Saturday, July 21, 2012

U.N. approves 30-day extension for Syria monitors

UNITED NATIONS (Reuters) - The U.N. Security Council voted unanimously on Friday to briefly extend a monitoring mission in Syria for 30 days, keeping alive a key part of international envoy Kofi Annan's faltering plan to end the 16-month conflict that has killed thousands of people.

Despite deep divisions over how to deal with the crisis in Syria, the Security Council backed Annan's peace plan and agreed in April to deploy 300 unarmed observers for an initial 90 days to help implement his six-point strategy to end the fighting.

But the 15-member council has been paralyzed when it comes to taking stronger action - including threatening sanctions - against Damascus. Russia and China have blocked three Western-backed attempts to pressure Syrian President Bashar al-Assad and end the conflict that began as peaceful pro-democracy protests.

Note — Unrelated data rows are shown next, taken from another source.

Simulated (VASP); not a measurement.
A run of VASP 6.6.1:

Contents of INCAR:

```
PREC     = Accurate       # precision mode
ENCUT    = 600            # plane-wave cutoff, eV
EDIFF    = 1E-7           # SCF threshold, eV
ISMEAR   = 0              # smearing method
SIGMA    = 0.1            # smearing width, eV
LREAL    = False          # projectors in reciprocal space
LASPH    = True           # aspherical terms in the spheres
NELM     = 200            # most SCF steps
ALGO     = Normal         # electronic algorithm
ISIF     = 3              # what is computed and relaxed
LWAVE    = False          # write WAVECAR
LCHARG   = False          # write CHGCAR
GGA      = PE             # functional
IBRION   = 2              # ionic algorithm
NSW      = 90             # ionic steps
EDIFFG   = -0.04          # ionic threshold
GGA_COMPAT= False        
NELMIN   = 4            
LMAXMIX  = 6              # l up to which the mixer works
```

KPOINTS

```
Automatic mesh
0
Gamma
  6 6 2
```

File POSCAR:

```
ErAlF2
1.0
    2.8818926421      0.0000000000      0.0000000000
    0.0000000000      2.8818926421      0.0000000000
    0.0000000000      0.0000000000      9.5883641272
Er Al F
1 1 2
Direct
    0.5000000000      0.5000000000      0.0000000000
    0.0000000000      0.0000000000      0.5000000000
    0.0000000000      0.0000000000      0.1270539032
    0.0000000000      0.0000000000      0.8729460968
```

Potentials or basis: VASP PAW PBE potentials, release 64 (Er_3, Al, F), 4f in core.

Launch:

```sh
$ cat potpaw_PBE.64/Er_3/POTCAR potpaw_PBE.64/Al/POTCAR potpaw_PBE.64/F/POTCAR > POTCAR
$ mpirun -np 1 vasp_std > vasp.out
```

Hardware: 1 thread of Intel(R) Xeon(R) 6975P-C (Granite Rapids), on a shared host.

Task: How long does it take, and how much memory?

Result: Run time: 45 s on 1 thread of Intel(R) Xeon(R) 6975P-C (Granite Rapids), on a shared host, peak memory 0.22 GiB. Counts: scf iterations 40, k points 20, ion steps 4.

U.S. ambassador to the United Nations, Susan Rice, said on Friday the council has hit a "substantive dead end" on Syria and that Washington was looking outside the world body for ways to tackle the crisis. She described Friday's resolution to extend the U.N. Syria mission, known as UNSMIS, as simply an exit plan.

With little progress made in the five months since Annan was appointed by the United Nations and the African Union to try to end the Syria crisis, the former U.N. secretary-general had asked the Security Council last week to back up his plan with "clear consequences" for non-compliance by both sides.

He voiced his disappointment with Security Council on Thursday, saying it had failed to take "strong and concerted action" on Syria after Russia and China vetoed a resolution that threatened Damascus with sanctions. A spokesman for Annan declined to comment on the mission's extension on Friday.

Russia and China support each other on the Security Council to protect their respective allies from interference. Russia is an ally and major arms supplier to Syria, which is also home to Moscow's only naval base outside the former Soviet Union.

"We hope that the double veto yesterday will not put the Annan plan in peril," Germany's U.N. ambassador, Peter Wittig, said after Friday's vote. "It is still the basis for all our efforts to find a diplomatic, political solution to the crisis."

"With the extension, the mission has another chance - maybe the last chance - to monitor the Annan plan, despite grave risks on the ground," he said.

CAVEATS ON FURTHER RENEWAL

Annan's plan calls for an end to violence, a Syrian-led political process, access for aid, the release of arbitrarily detained people, freedom of movement for journalists and the freedom to protest peacefully. The U.N. monitoring mission is crucial to helping implement the plan.

Friday's resolution says the council would consider a further extension to the mission after 30 days only if the United Nations "confirms the cessation of the use of heavy weapons and a reduction in the level of violence by all sides sufficient" to allow the U.N. mission in Syria to operate.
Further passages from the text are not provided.